Excerpt from: Lion of Hollywood by Scott Eyman

PROLOGUE
In the summer of 1944, when he looked out his window on the third floor of the Thalberg Building, Louis B. Mayer saw a studio -- his studio -- that covered 167 acres. Lot 1 encompassed seventy-two acres, housed all the thirty soundstages, office buildings, and dressing rooms, the seven warehouses crammed with furniture, props, and draperies. Lot 2 consisted of thirty-seven acres of permanent exterior sets, including the town of Carvel, home of the Hardy family, and the great Victorian street from Meet Me in St. Louis. Here was the house where David Copperfield lived, there the street where Marie Antoinette rolled to the guillotine.
Lots 3, 4, and 5 were used for outdoor settings -- the jungle and rivers that provided the backdrop for Tarzan, much of Trader Horn, the zoo that provided the animals, including the lion that heralded each and every Metro-Goldwyn-Mayer film. Connecting everything was thirteen miles of paved road.

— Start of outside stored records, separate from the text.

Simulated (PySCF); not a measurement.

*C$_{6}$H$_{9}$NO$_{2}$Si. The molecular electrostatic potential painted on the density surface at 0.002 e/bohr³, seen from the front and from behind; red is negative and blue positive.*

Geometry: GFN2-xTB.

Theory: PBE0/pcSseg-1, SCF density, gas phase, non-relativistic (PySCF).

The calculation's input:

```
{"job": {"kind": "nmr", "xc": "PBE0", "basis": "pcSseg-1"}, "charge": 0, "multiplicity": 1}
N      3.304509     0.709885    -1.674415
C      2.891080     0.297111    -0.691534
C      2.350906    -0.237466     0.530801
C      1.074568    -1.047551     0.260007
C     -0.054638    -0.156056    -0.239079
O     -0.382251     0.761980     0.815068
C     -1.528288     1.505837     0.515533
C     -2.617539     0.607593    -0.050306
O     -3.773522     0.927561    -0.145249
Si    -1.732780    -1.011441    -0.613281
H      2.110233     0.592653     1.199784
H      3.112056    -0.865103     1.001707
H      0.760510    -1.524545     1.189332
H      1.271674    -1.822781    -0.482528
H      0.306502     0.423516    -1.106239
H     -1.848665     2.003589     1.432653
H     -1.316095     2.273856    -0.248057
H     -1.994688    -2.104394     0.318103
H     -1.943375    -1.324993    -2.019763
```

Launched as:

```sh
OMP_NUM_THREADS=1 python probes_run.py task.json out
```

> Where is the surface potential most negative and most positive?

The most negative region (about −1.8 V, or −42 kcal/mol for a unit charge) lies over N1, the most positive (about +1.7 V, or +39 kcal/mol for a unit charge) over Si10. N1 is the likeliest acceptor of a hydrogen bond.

In periods of peak production, which was most of the time, the studio had six thousand employees and three entrances to accommodate them -- the gate between Corinthian columns on Washington Boulevard; another one farther down Ince Way; and a crew gate on Culver Boulevard, where the workers punched time clocks.
MGM owned forty cameras and sixty sound machines. Thirty-three actors were officially designated stars, seventy-two actors were considered featured players, and twenty-six directors were under contract. "Anywhere from sixteen to eighteen pictures were being shot at one time," remembered actress Ann Rutherford. "They were either shooting or preparing to shoot on every soundstage....You could stick your nose into any rehearsal hall or soundstage, and it was just teeming with life."
The studio had its own dentist, its own chiropractor, its own foundry. It made its own paint, its own rubber molds. There were shops where old cars could be fabricated and assembled; electric, glass, and plastic shops. If a prop could not be found in the vast warehouse, it could be made overnight, or purchased; the studio spent $1 million a year buying props.
About 2,700 people ate in the commissary every day, while the research department answered about five hundred questions daily. The studio's laboratory printed 150 million feet of release prints every year. Power was supplied by an in-house electrical plant, which was of sufficient size to light a town of 25,000.
MGM maintained a police force of fifty officers, with four captains, two plainclothesmen, an inspector, and a chief -- a force larger than that of Culver City itself. Each member of the MGM police was trained to recognize all contract players and to salute each star.
The MGM police had a slightly different mandate than most police forces. Part of their job was protecting the studio's assets from the public, but they also had to protect those assets from themselves. No matter what an MGM actor did, police chief Whitey Hendry had to beat the local police to the scene, where publicity chief Howard Strickling would make arrangements to keep the story out of the papers. To do this, the studio had paid informants in every local police department.
Twenty years earlier, when Mayer had moved onto what was then the Goldwyn lot, the studio had consisted of forty acres, five stages, six cameras, six stars, a half-dozen directors, and six hundred employees. In the intervening years, Louis B. Mayer and his lieutenants built a company that was regarded by the public and his peers alike as the pinnacle of the industry.
"It was the studio in this town," said screenwriter Bernard Gordon. "When I came out here in 1939, I drove by MGM and I thought to myself, 'By God, that's Hollywood.' No other studio compared, and Mayer was the boss. Metro-Goldwyn-Mayer. Mayer!"
Each studio had its own specific ambience, and MGM's was a luxury that was a synonym for quality. The songwriter Harry Warren used to have a stock story about the difference between Metro and the competition: "At Warner Brothers, you come in the gate at seven in the morning. The guards on the walls keep their guns aimed at you. At 7:05, Hal Wallis calls out, 'Have you written that song yet?'
"At Metro, the birds sing. The grass is green. Everybody smokes a pipe and has the Book-of-the-Month under his arm. Nobody works at Metro. You watch the flowers grow."
For the audience, MGM was predominantly a means of escape. In the 1930s, MGM came to symbolize an alternate reality from the drabness and squalor of the worldwide Depression, an escape into a dreamworld of Park Avenue swells. During World War II, MGM movies were serving simultaneously as escape and rallying cry -- Mrs. Miniver rallied support for England and, by implication, the internationalist cause, while the home front was bolstered by The Human Comedy and Andy Hardy.